And according to the first Bank of Scotland Family Savings Report the percentage of young adults relying on handouts from their parents has increased significantly over the past two decades. More than four out of five young adults (84%) in Scotland turn to their parents for financial support, compared to just 61% in the 1980s.
Scots are more likely to borrow within the family, according to research by R3, the insolvency trade body. Its recent survey found 29% of Scots would borrow from parents, grandparents and other family members compared to an average 20% across the UK.
Intriguingly, the Bank of Scotland research claims that whereas the UK is a nation of "cash-point parents", who provide a relatively high level of financial support to grown-up children, but have a relatively low level of influence in their kids' lives, in Scotland it is different. Almost 40% of Scottish parents are said to be "Hasselhoffs" – "have a strong say in everyday life and hand out frequent financial support".
Greg Coughlan, head of savings at Bank of Scotland, says: "Much has been said about the bank of mum and dad in relation to the cost of getting on the housing ladder, but it is clear that Scottish young adults rely on financial support from their parents for a lot more than this."
Over three in five (62%) parents in the UK are giving, or plan to give, their children aged 18 or over more financial help than they received from their own parents, according to research from Standard Life.
A third of parents expect to have to help with housing and living costs, and 26% with house deposits, as well other finances into adulthood. Over half of parents feel "it is their duty as a parent", a third worry that otherwise their kids will not achieve their full potential, while 37% cite current economic pressures.
Julie Russell, head of customer relationships at Standard Life, says: "The economic downturn and price increases have left many parents expecting to have to financially support their children into adulthood. This creates a significant challenge – how to balance the desire to provide for your child, even when they become adults, as well as save to secure your future."
Another study last month, from protection specialist LV=, put the average handout at £2103 a year, or £175 per month per child, on basic living costs, and a further £9500 in total on major items including housing, education and weddings.

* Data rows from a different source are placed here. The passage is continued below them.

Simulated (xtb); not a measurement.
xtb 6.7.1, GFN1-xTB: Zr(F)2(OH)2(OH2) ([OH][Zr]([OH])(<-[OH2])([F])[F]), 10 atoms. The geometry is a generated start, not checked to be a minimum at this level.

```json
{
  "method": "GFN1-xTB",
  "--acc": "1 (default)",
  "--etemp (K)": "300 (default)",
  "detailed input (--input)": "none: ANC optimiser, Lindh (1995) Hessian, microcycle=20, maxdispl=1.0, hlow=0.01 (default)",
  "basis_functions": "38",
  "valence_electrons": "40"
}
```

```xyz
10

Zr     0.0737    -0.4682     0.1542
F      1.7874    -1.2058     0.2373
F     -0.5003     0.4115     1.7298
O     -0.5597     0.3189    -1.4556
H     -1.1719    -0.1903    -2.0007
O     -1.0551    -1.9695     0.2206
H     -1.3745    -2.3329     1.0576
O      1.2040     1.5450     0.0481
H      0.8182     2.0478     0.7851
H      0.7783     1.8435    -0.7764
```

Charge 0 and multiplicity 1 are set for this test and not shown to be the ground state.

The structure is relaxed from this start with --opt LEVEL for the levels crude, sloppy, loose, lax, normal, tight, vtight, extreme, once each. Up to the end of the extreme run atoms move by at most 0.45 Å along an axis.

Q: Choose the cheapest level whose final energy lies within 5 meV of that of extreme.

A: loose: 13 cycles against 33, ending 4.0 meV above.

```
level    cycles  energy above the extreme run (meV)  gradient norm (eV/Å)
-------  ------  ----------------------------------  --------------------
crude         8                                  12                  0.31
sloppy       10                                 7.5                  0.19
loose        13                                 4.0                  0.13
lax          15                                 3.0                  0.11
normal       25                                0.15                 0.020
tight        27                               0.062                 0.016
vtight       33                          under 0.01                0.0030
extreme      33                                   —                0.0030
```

"Parents expect to foot the bill well into their kid's adulthood, as it isn't until age 38 that they expect their children to be financially independent," says the insurer's Mark Jones.
Of the 4.4m adults in the UK receiving financial support from their parents, 1.6m still live at home. Of these, over half (58%) are in their twenties, a third (29%) are in their thirties and one in ten (12%) are over 40.
The average age of a first-time buyer in the UK today is 38, predicted to rise to 41 by the year 2025.
A third of parents with adult children living at home cite their children not being able to get onto the property ladder, and not wanting to rent, as the reason.
NatWest this week became the third lender to offer a five-year fixed-rate mortgage at under 3% – but only on 60% loan to value. Although more than 200 mortgage products saw their rates cut during July, most were not first-time products.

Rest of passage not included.